# Branching driftwood



## Afroturf (Apr 15, 2004)

I am thinking of setting up a new tank, i would be based around a group of thin branching stems of driftwood. The problem is i cant find much of this type of wood on the web or from any local stores. I have found some from aquaessentials.co.uk (see attached image) but you only get an example of it. Does anyone know where you can get some similar wood or has had experience of this wood from aquaessentials. It must be shippable to England. Many thanks.


----------



## Hawaiian (Aug 17, 2005)

Checkout manzanita.com

I dont know if they can ship to you but try and talk with them.


----------



## Badger (Sep 18, 2006)

I live in Sheffield and got that exact same stuff from Aqua Essentials...it looks fantastic! Do you realise he's based in Cornwall?


----------



## SUBORPHAN (Apr 20, 2006)

send AquaEssentials an email asking for some pics. i am sure Rich will send you some. The guy offers the best customer service you can get.


----------



## Anti-Pjerrot (Mar 12, 2006)

Iwe used in several tanks, and it looks great. Best tip is to cut the base off and use the branches to make a the disired look.

Like this for example:










The only disadvanteges is that it gives off some colour, maybe some oil and often floats.

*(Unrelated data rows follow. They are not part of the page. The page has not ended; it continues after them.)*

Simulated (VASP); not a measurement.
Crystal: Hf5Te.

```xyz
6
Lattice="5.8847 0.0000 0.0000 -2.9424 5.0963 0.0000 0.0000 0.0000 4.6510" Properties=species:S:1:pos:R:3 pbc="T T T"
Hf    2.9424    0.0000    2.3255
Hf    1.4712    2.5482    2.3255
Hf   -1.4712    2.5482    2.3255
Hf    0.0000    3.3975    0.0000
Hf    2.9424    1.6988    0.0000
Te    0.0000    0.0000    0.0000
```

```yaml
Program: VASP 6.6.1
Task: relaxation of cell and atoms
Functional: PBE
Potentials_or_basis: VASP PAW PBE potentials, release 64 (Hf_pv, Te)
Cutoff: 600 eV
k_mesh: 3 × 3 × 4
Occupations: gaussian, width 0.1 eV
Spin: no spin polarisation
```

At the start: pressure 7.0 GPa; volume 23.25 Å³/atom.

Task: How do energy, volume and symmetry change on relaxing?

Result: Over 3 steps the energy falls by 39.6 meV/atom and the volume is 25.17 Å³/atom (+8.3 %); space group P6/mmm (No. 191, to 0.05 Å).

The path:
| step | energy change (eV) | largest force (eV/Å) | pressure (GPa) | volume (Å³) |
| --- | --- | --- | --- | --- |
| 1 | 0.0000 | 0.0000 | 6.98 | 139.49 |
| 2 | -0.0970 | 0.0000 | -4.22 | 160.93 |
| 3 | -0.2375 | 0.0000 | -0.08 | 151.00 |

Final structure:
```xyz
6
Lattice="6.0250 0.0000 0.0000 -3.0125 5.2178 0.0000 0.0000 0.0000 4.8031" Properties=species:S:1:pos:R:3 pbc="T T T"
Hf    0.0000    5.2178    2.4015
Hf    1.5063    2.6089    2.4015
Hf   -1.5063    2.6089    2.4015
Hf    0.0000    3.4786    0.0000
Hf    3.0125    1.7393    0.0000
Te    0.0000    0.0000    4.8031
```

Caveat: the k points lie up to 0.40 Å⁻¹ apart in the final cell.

The trick is to cut it, soak it, dip it in a 10 % chlorine solution, rinse well and use it.


----------



## Drifty (Nov 28, 2006)

Wow thats a nice piece of wood you got there. Where did you get it?


----------



## Anti-Pjerrot (Mar 12, 2006)

Its two pieces of red moor (like the stuff from aquaessentials in #1) cut into pieces and tied together...


----------



## aquaessentials (Dec 15, 2004)

Afroturf said:


> I am thinking of setting up a new tank, i would be based around a group of thin branching stems of driftwood. The problem is i cant find much of this type of wood on the web or from any local stores. I have found some from aquaessentials.co.uk (see attached image) but you only get an example of it. Does anyone know where you can get some similar wood or has had experience of this wood from aquaessentials. It must be shippable to England. Many thanks.


No one else sells this wood in the UK atm and we have more coming in some time late January (more cool rocks too)

There are some more pictures of what the last batch looked like here


----------



## Afroturf (Apr 15, 2004)

Hi Richard i managed to get a piece of the wood from my friend, he brought a few pieces (too many) from you. I also like the look of the Dragon stone but i'm unsure of how much i'd need to order. From the photos i'd like 3 of 4 pieces around the size of the 2 at the top of the cardboard box, how much would this weight and cost?

Many thanks Richard, Love your work.


----------



## aquaessentials (Dec 15, 2004)

Afroturf said:


> I like the look of the Dragon stone but i'm unsure of how much i'd need to order. From the photos i'd like 3 of 4 pieces around the size of the 2 at the top of the cardboard box, how much would this weight and cost?
> 
> Many thanks Richard, Love your work.


I only have 1 x 10kg box and 3 x 25kg boxes left of dragon stone so individual pieces are no longer available. To work out shipping, log into the store, add what you wish to your basket, click check out then estimate shipping.

Don't forget, if you spend over £50 it's free shipping (UK mainland only)


----------



## Afroturf (Apr 15, 2004)

Cheers Richard, I just ordered your last 10kg box and spent the 50 quid look forward to it arriving.

Many thanks.


----------